Ruin Your Sunday: NFL Week 9

If Week 9 didn’t ruin your Sunday, there’s a good chance Election Day will. Let’s do this before the apocalypse hits, welcome back.

Da First Place Raidez
OK -- if there's any sign that hell has frozen over it's that the Raiders are in first place after they beat the reigning Super Bowl champions on Sunday Night Football. Let me say that again -- THE RAIDERS ARE IN FIRST PLACE. The last time Oakland was first place in the AFC West past the halfway point was their Super Bowl season in 2002. At 7-2, they are No. 2 in the AFC behind the Patriots. Could we see a Tuck Rule rematch in the playoffs? Raider fans might still have PTSD from that one. Who knows if Tom Brady would have become Tom Brady if it weren't for that bullshit rule that helped send them to the Super Bowl where they would complete their Cinderella story over the Rams.

Ma-ma-ma My Rabona
The Steelers lost to the Ravens on Sunday -- and not without some hilarity at the end of the game. Down a touchdown with little time left, Steelers kicker Chris Boswell attempted a soccer-style Rabona onside kick. Predictably, it went terribly and is guaranteed end up on one of those wonky NFL bloopers videos and on an endless loop on Sportscenter for the next few weeks. Cue the snarky Scott Van Pelt comments now.

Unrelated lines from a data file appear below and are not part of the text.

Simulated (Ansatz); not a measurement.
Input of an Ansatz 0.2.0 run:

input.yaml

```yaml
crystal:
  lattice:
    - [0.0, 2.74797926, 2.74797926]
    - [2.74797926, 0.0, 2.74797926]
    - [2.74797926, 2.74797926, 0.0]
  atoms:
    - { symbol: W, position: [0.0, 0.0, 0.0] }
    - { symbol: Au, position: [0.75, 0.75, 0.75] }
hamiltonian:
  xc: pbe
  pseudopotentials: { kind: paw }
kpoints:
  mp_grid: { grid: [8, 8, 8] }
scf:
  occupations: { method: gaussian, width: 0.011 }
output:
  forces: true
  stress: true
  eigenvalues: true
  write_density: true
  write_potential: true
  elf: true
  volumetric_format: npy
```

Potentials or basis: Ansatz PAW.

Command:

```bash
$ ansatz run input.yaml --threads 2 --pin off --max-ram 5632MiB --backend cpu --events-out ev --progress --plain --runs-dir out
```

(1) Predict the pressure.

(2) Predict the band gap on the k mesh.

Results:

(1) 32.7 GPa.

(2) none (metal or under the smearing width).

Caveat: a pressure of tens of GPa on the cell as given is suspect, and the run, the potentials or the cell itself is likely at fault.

Rams Caught A Case Of The Keenums
Let’s face it, if any other quarterback were performing as poorly Case Keenum were, especially given you’ve got a No. 1 draft pick on the bench behind him, he'd have been pulled by now. The Rams lost 17-10 to the struggling Panthers, getting their lone touchdown in the final minute when Carolina had all but phoned it in. What does that say about Jared Goff, who the Rams traded a king's ransom to draft with the No. 1 overall pick this year? Does this guy process playbooks the way a two-year-old would handle Harry Potter? Jeff Fisher keeps saying week after week that they didn't lose because of Keenum but at this point you’ve got to wonder what in the hell Fisher is smoking and where we all can get some of it.

What A Jag Off
Gus Bradley should have lost his job as coach of the Jacksonville Jaguars by now. As usual, they looked lost on offense Sunday against the Chiefs, falling behind multiple scores before mounting a half-assed comeback. Halfway through the fourth quarter they lost a fumble at the goal line and Blake Bortles looked like garbage in the first half. To add insult to injury, the Chiefs won with Nick Foles at quarterback. Pathetic.

From Dumpster Fires to Hot Streaks
The Miami Dolphins and Detroit Lions were left for dead by most of their fan bases after poor starts to the season. Miami has won three in a row and Detroit four of five to find their way back into playoff contention. Are these teams contenders or pretenders? Miami plays in the AFC East so they have to battle for a Wild Card spot, which seems unlikely with Ryan Tannehill's six-yard arm at the helm. Detroit has a clearer path to the playoffs being a half-game out of the NFC North. Minnesota has looked like garbage with their makeshift offensive line and Sam Bradford and Aaron Rodgers just lost at Lambeau to the listless Colts. We're gonna go ahead and predict Matthew Stafford and Co. win the division.

The Tony Romo Death Watch Keeps on Rollin'
Dak Prescott vs. the Browns: 21-for-27, 247 yards, 3 TDs. Elsewhere, Romo went to 7-11 and got a slurpee and some cheetos.